This is a true account of the hair-raising experience that happened around spring 2011. I was waiting for my dance class to start with a female friend, at a cafe across the street from the studio. We sat outdoors; it was hot and balmy. Mosquitoes kept biting my legs. I remembered that I had a can of bug repellant in the car, and so I told my friend that I was going to walk across the street to get it.
My car was parked underneath some hundred-year old trees in an open compound that was fenced in, part of a corner-lot bungalow house where the studio was. I crossed the street in broad daylight — it must have been 2pm in the afternoon — it was a relatively quiet street but not entirely lonely, given that the parking lot faced a shopping mall on one side and was flanked by a hotel on the other. There were people around, they just weren’t immediately close by.
As I did, I was certain that someone was walking just a few paces behind me, because I felt their warmth and heard matching footsteps. Naturally, I figured that my friend who I was having coffee with had followed me, either because she wanted some bug repellant too, or because she didn’t want to sit alone at the cafe on the chance that the studio might already be open.

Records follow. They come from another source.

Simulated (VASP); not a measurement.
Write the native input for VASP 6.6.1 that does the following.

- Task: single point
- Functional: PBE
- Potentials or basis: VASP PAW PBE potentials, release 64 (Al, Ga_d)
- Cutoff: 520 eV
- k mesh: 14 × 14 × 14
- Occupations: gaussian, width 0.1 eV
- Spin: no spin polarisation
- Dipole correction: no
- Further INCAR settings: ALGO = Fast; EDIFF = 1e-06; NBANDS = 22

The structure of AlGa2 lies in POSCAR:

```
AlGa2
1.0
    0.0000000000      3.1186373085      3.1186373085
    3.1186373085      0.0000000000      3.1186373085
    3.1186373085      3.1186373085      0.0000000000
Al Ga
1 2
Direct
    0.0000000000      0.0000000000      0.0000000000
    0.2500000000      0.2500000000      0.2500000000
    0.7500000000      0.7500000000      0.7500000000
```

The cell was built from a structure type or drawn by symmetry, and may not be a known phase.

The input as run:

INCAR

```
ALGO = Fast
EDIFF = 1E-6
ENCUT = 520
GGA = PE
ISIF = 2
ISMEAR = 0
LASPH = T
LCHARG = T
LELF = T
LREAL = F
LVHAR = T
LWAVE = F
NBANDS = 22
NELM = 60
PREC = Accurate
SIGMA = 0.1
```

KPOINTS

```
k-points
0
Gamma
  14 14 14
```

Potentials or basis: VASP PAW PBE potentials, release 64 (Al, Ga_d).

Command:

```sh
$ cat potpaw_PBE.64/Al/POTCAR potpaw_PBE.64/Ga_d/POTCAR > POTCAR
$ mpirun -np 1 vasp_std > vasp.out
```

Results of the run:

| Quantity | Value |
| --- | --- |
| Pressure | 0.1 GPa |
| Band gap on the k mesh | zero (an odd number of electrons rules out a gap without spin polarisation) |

The parking lot was empty except for us. There were a few other cars, but I didn’t see anyone else in the lot or at the entrance of the studio. So I opened the car door and swung into the driver’s seat, and closed my door. As I did, I saw her reflection in the rearview mirror walking in her trademark lazy way around the back of my car, the skirts of her floral red dress billowing in the wind.
I waited a few seconds, anticipating that she’d join me in the car where it was air-conditioned instead of standing outside. I paused, and was confused momentarily because I didn’t hear any of my other car doors open. I swung around, and the hairs of my neck stood up as I realized there was no one else in the parking lot. No one right behind my car. No one standing anywhere near the studio or in the street nearby. (Not that they could’ve moved that fast). It was unnaturally silent.
Heart beating fast, I made a grab for what I came for, and got the hell out of dodge as fast as I could. I ran back to the cafe and saw my friend and noticed for the first time that she wasn’t wearing a red floral dress at all. I said, “Dude. Something really weird, borderline supernatural, just happened to me.”
She said something equally strange in reply: “If this is a weird experience that will give us nightmares, can we talk about it another day? I’ve just had a weird experience too, but I don’t think we should talk about it right now.” She widened her eyes in warning.
My heart beat even faster. I didn’t know what to make of it. The only thing I remember thinking at that point was that the night before, we had just been traveling together down a pretty dark road near a forest. And she had told me that she absolutely refused to walk down it with me just the two of us at that hour of the night, because the locals said that many car crashes had happened on that stretch, and that it was haunted by malicious spirits. We had stayed close and walked down it anyway, and made it out fine.
When a few days had passed, and we talked about it — in broad daylight — my friend surmised that something(s) had followed us back, and that we’d experienced its after effects. (Whereas I had seen a doppelgänger of my friend in my car, she had apparently seen a doppelgänger of me in her apartment, in mirrors too).
Nothing else transpired once we discussed this. The whole thing just became a really weird memory. But I did start looking up doppelgängers, and what they meant, either in dreams, or as symbols in literature, and all manner of old wives tales across cultures and timezones. I read memoirs of celebrities and historical figures who claim to have seen their doppelgängers.
Since the Black Tail storyworld is already a looking glass into the duality of human nature, good and evil, (wo)man and beast, anima – animus, reality and dreams, truth and deception… the idea of a doppelgänger got weaved into the tale very fast. I mean, it was like, once I started journalizing about possible plotlines around a mermaid story, the doppelgänger basically had me at hello.